Dulce de leche probably is the sweetest and most sticky thing I have tried in my life… and from the first time I tasted it, I couldn’t stop eating! My preferred way still is on bread or on top of a fresh croissant, but its full caramel flavour is also great in desserts, cakes and the like. You can find a lot of variations in texture and colour, depending on the cooking time. For me it is best when it has an intense brown colour and a chewy, pasty texture.
I have already tried a few variations on the plain caramel cream, for example a christmas version, spiced with cinammon and roasted chopped almonds. This time I added teaspoon of fleur de sel to my dulce de leche – inspired by all the salted caramel ice cream recipes I read during the summer all around the world of food blogs. The slightly salty note makes a nice contrast to the sweet caramel flavour.
You think that sounds and looks yummy? – It is! Don’t be afraid of the way of preparation. It is not a bit as dangerous as you may think and super easy.
Basically you are cooking a can of sweetened condensed milk in hot water until it has turned into this sweet caramel cream.
Therefore you can either place the can in a pot and cover it with water. Bring water to a simmer and cook for about 3 hours. Make sure, that the can is always covered with water. If it is not, you could indeed cause an explosion.

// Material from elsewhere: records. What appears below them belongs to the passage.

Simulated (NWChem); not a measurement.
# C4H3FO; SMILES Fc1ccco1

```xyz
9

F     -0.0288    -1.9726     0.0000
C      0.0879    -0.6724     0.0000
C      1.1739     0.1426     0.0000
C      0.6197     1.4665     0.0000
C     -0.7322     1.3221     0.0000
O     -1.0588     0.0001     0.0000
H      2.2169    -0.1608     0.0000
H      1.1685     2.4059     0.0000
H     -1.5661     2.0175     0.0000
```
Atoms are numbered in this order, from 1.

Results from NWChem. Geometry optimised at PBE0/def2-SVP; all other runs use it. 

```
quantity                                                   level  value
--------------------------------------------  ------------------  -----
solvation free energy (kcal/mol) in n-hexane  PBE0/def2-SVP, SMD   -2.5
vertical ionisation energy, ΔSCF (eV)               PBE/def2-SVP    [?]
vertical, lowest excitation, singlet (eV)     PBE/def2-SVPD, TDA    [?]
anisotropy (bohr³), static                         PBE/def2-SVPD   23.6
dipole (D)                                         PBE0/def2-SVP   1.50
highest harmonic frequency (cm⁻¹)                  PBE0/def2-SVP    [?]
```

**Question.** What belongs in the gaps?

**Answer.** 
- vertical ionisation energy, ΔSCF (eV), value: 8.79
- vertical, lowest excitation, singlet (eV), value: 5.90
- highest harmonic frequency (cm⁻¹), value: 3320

A similar but quicker way to your dulce de leche is to use a pressure cooking pot. Just follow the instructions for the pot you are using. The cooking time can be reduced to 45 minutes, and there is no need to check the water level.
In any case you should let the can cool down after cooking, until you feel comfortable holding it in your hands. Now open the can, season the caramel cream with salt, fill into a jar and: ENJOY! Keep refrigerated. You can also reprocess it into brigadeiros, a brasilian candy (recipes f. ex. here or here).